UNITED STATES

SECURITIES AND EXCHANGE COMMISSION

Washington, D.C. 20549


FORM 8-K


CURRENT REPORT


Pursuant to Section 13 or 15(d) of

the Securities Exchange Act of 1934


Date of Report: December 7, 2017

(Date of earliest event reported)


[GOLDRICH8KDEC1117B002.GIF]


GOLDRICH MINING COMPANY

(Exact name of registrant as specified in its charter)


Commission File Number: 001-06412

_____________________________________



Alaska
(State or other jurisdiction of incorporation)

91-0742812
(IRS Employer Identification No.)


2607 Southeast Blvd, Suite B211

Spokane, Washington  99223

(Address of principal executive offices, including zip code)


(509) 535-7367

(Registrant’s telephone number, including area code)



 Not Applicable

(Former name or former address, if changed since last report)

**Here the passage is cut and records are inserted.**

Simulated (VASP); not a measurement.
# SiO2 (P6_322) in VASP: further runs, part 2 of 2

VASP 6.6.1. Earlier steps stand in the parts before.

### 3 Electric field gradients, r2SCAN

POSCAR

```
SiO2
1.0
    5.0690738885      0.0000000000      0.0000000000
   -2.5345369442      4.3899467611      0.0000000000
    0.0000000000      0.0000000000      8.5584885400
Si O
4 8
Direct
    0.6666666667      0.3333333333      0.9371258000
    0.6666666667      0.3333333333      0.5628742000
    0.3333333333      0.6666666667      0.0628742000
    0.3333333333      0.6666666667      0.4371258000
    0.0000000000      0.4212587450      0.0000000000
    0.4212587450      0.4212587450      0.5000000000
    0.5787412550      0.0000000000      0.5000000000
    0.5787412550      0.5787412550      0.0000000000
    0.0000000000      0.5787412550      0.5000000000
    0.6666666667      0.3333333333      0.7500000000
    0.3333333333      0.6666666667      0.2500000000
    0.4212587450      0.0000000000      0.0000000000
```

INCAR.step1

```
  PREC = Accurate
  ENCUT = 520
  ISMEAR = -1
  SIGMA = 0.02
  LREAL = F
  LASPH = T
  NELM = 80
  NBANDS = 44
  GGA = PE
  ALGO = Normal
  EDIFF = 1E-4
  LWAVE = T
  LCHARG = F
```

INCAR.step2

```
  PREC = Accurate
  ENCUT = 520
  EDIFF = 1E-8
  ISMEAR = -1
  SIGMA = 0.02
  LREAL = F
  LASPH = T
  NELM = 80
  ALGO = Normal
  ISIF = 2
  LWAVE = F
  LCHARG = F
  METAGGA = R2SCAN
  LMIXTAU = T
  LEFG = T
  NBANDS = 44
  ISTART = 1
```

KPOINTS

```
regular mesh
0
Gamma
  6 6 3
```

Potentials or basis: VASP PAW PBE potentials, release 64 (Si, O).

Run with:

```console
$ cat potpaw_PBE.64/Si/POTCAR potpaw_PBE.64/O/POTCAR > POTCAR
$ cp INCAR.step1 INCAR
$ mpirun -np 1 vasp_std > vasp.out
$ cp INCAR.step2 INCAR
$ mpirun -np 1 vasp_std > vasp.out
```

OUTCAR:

Check the appropriate box below if the Form 8-K filing is intended to simultaneously satisfy the filing obligation of the registrant under any of the following provisions:


[  ] Written communications pursuant to Rule 425 under the Securities Act (17 CFR 230.425)

[  ] Soliciting material pursuant to Rule 14a-12 under the Exchange Act (17 CFR 240.14a-12)

[  ] Pre-commencement communications pursuant to Rule 14d-2(b) under the Exchange Act (17 CFR 240.14d-2(b))

[  ] Pre-commencement communications pursuant to Rule 13e-4(c) under the Exchange Act (17 CFR 240.13e-4(c))





Indicate by check mark whether the registrant is an emerging growth company as defined in Rule 405 of the Securities Act of 1933 (§230.405 of this chapter) or Rule 12b-2 of the Securities Exchange Act of 1934 (§240.12b 2 of this chapter).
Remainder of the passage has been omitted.